Spark SQL Tutorial

Welcome to the sixteenth lesson “Spark SQL” of Big Data Hadoop Tutorial which is a part of ‘Big Data Hadoop and Spark Developer Certification course’ offered by Simplilearn. This lesson will focus on Spark SQL.

Let us look at the objectives of this lesson in the next section.

Objectives

After completing this lesson, you will be able to:

  • Explain the importance and features of Spark SQL

  • Describe the methods to convert RDDs to DataFrames

  • Explain a few concepts of Spark SQL

  • Explain how to load existing data into a DataFrame

  • Explain how to convert from DataFrames to Pair RDDs.

Want to check course preview of our Big Data Hadoop and Spark Developer Certification course? Click here to watch! 

What is Spark SQL?

Spark SQL is a module for structured data processing, which is built on top of core Apache Spark.

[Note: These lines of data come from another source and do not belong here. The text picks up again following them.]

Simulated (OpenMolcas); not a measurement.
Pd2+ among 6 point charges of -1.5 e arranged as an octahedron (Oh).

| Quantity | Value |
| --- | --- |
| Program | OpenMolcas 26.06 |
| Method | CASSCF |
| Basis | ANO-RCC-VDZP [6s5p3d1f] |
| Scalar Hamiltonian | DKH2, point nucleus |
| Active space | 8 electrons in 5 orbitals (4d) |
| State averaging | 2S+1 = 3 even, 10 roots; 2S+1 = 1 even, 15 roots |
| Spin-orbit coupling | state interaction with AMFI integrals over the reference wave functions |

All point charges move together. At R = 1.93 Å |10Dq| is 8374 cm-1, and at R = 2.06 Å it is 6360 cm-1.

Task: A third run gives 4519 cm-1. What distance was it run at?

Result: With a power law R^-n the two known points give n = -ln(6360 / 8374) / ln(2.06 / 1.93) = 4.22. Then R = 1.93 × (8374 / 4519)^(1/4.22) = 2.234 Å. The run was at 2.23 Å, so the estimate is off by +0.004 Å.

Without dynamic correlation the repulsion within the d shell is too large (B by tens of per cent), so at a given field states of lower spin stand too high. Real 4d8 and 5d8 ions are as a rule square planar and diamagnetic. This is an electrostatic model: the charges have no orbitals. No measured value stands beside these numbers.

Apache Spark SQL provides the following:

DataFrame API: It is a library for working with data as tables

Defining Data Frames: Defines Data Frames containing Rows and Columns

Catalyst Optimizer: It is an extensible optimization framework A SQL Engine and Command Line Interface.

Importance of Spark SQL

Spark SQL is an Apache Spark module used for structured data processing, which:

  • Acts as a distributed SQL query engine

  • Provides DataFrames for programming abstraction

  • Allows to query structured data in Spark programs

  • Can be used with platforms such as Scala, Java, R, and Python.

The features of Spark SQL

The features of Apache Spark SQL are:

Hive Compatibility: Compatible with the existing Hive queries, UDFs, and data.

SQL Queries Support: Mixes SQL queries with Spark programs.

Components Support: Includes a cost-based optimizer, code generations, and columnar storage.

Spark Engine Inclusion: Allows it to scale to multi-hour queries and thousands of nodes.

Comprehensive: Does not require a different engine for the historical data.

Let us now understand what SQLContext is.

SQLContext

The SQLContext class or any of its descendants act as an entry point into all functionalities.

val sqlContext = new

org.apache.spark.sql.SQLContext(sc)

How can you get the benefit of a superset of the basic SQLContext functionality? This is achieved by building a HiveContext, which is to:

  • Use the writing ability for queries.

  • Access Hive UDF and read data from Hive tables.

Here are some of the important points on SQLContext:

  • HiveContext is packaged separately to avoid the dependencies on Hive in the default Spark build.

  • You can also use the spark.sql.dialect option to select the specific variant of SQL used for parsing queries; use the SET key=value command in SQL or the setConf method on an SQLContext.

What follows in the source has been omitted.